On my last night in London, I met up with my friend Lydia to go to a ‘still-life drama’ museum, called the Dennis Severs House in Spitalfield. Lydia discovered it while running an errand for work, noticing it because of the gas flame lamp posed above the doorway. After reading about it online, she thought I would like it as much as her, and we were both excited to go along to see it.

The whole museum was only 10 rooms, but set up as if it were the house of a Huguenot Victorian family who heard your footsteps and slipped out of the room only a moment before. There was tea poured into the teacups, and a bite taken out of a strawberry where the family had been taking their meal, and in the kitchen we had interrupted someone making a cake, so a cracked egg sat in a bowl of flour, waiting to be mixed. A real black cat sat curled up in the kitchen, near the real fire. There were very clever sounds echoing through the rooms, such as horses clip-clopping outside, and the sound of an old steam-engine passing by, rattling the windows, and the sounds of the footsteps of the family, trying to evade us.

Lydia and I absolutely adored it. Lydia, in particular, has a real passion for Dickensian London, and has read practically the whole Dickens canon, so was so enchanted by everything. We spent a very long time in each room, as as well as looking around the rooms, the house had a mystery we were supposed to solve as well. We were busy looking for clues. We actually both are still not sure what the mystery was (they didn’t tell us as we exited) but nevertheless we enjoyed trying to be detectives.

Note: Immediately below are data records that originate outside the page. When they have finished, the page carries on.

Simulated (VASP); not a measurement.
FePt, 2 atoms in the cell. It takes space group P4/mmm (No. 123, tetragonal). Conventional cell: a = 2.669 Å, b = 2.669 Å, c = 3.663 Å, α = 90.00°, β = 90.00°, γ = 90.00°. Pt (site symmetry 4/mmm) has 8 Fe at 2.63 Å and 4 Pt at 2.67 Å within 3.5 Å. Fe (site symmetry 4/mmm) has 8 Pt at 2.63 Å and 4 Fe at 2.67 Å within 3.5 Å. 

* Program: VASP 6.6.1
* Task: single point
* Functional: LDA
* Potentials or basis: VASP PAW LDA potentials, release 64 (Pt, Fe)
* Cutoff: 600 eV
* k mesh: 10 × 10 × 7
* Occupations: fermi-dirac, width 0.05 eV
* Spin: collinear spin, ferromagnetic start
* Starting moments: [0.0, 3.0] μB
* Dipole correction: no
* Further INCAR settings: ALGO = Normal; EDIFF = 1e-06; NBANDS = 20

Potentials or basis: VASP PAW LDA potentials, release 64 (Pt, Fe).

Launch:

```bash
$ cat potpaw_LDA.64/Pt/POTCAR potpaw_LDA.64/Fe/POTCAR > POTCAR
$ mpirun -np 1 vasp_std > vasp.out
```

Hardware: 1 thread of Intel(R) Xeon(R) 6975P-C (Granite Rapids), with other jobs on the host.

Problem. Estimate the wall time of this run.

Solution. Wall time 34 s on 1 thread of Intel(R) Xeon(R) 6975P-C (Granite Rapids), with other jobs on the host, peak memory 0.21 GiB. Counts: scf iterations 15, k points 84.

Seeing the house and talking to Lydia about Charles Dickens has given me a want to read some of his work. I have read an abridged version of
Great Expectations as a child, but never a full tome of his work. I bought a second-hand copy of
Oliver Twist while in Oxford, which Lydia suggested was one of the easier books to start with (and also on the list of 1001 Children’s Books to read before I grow up). I seem to be in a Victorian London frame of mind, having read
The Ruby in the Smoke and
Smith in the last couple of weeks, but I look forward to reading the real thing, rather than replicas that people have created in books. Like wandering through a Victorian museum compared to a real Victorian house, books that are written during a particular area will have a particular spark not re-creatable through the distance of years.